News last week that Twitter itself was being sued by an Australian man could change our entire approach to social networking. QUT law lecturer Peter Black explains the legal issues involved.
Picture by Wilson Afonso
Twitter is being sued for defamation by a Melbourne man who was wrongly identified as the author of a “hate blog” directed at writer and TV personality, Marieke Hardy.
Hardy posted a tweet last year to “name and shame” Joshua Meggitt, the Melbourne man she incorrectly identified as the blog’s author, leading Meggitt to sue Twitter for defamation.
While Meggitt and Hardy have already apparently reached a (confidential) legal settlement, the broader issue of Twitter’s moral culpability and legal responsibility for allegedly defamatory tweets has now been brought sharply into focus.
This is the first time under Australian law Twitter has been sued for defamation, and it raises three interesting legal questions with respect to the liability of online intermediaries or platforms, such as Twitter, Facebook and YouTube.
1) It represents an application of the High Court’s reasoning in the case of Australian businessman Joseph Gutnick vs. the Dow Jones publishing firm. In that case, the High Court held that a cause of action for defamation arises in all places of publication. (That is, just because the Dow Jones is based in the US, it doesn’t mean Gutnick couldn’t bring the case to an Australian court.)
So even though Twitter is based in Silicon Valley, it can potentially be held liable for publication in Australia. This decision, while accepted law in Australia, has been very contentious overseas, particularly in the United States.

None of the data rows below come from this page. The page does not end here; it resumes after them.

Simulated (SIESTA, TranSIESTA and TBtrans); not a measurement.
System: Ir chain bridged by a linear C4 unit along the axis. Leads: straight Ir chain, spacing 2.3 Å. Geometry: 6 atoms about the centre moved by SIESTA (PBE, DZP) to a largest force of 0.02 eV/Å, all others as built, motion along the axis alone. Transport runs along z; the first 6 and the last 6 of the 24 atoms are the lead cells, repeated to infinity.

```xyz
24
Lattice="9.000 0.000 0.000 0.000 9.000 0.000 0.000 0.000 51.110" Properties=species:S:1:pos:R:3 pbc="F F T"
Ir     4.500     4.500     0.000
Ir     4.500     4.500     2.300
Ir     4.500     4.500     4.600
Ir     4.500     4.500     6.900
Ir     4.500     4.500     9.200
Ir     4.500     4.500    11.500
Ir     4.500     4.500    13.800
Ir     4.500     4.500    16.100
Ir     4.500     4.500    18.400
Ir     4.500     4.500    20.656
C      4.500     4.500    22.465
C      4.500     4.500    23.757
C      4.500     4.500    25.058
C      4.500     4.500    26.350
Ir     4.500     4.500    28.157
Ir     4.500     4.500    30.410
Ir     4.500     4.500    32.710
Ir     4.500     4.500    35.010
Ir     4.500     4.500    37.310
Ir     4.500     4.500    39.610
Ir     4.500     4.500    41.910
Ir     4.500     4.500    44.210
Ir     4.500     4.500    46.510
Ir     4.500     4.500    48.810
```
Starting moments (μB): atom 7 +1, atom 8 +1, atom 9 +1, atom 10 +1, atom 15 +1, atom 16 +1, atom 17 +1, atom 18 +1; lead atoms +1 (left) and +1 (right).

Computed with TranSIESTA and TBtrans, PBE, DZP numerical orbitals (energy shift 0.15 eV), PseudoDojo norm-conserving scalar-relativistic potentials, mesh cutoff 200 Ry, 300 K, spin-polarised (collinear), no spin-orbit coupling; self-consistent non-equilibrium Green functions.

2) The case highlights the issue of whether disclaimers in the terms and conditions of various websites, such as the one on Twitter, provide legal immunity.
While such disclaimers will likely provide some protection, they will not provide absolute legal protection in all situations. Meggitt also has a strong argument in saying the terms and conditions will not protect Twitter against claims made by non-Twitter users.
3) It is one of the first cases in which the platform – in this case Twitter – rather than the person that actually made the defamatory comment has been sued.
This is novel because, in the United States, section 230 of the Communications Decency Act provides immunity from liability for providers and users of an “interactive computer service” who publish information provided by others.
In Australia we do not have an equivalent immunity for platforms such as Twitter, Facebook or even Google. In Australia, platforms will have to rely on either the defence of innocent dissemination or schedule 5, clause 91 of the Broadcasting Services Act 1992 to avoid liability.
While both these provisions will clearly apply to internet service providers, they are unlikely to extend to provide immunity to platforms such as Twitter or Facebook. That means that, under Australian law, it is possible that platforms such as Twitter and Facebook could be held liable for posts made by their users.
If that is indeed the result in this case, Australian defamation law will need urgent reform. Online intermediaries and platforms should not be held liable for the actions of their users.
It is simply not practically possible for these platforms to filter all the content posted to these sites. If the law did require platforms to do so, they would either be forced to pass the considerable costs of doing so on to their members, withdraw from Australia altogether or change the very nature of their platform.
Moreover, if Australian law did place this burden on platforms, such a regulatory framework would be a powerful disincentive to innovative new services being developed and based in Australia.
The simple solution could be that, where defamation takes place on the internet, the individual who posted those defamatory remarks should be held responsible. Alternatively, if the legislature wishes to impose an additional level of liability upon online intermediaries and platforms, it should do so only where such an intermediary and platform fails to take account of a defamatory comment once they have been given notice.
A notice and takedown regime has similar antecedents in existing legal frameworks. With respect to copyright, the US Online Copyright Infringement Liability Limitation Act (a part of the DMCA) and section 116AG of the Australian Copyright Act 1968 limits, in certain circumstances, the remedies available against carriage service providers to taking down infringing material, terminating a specific account and/or disabling access to an online location outside Australia.
With respect to defamation, Australia already has detailed provisions for offers to make amends. A scheme of this nature has the potential to protect an individual’s legal interests while fostering collaborative communication on the internet. It is a potential reform that deserves further consideration.
In essence, the law is still struggling to keep up with rapid advances in technology over the past few decades, and this case has the potential to expose some weaknesses in Australia’s existing defamation law with respect to online intermediaries and platforms.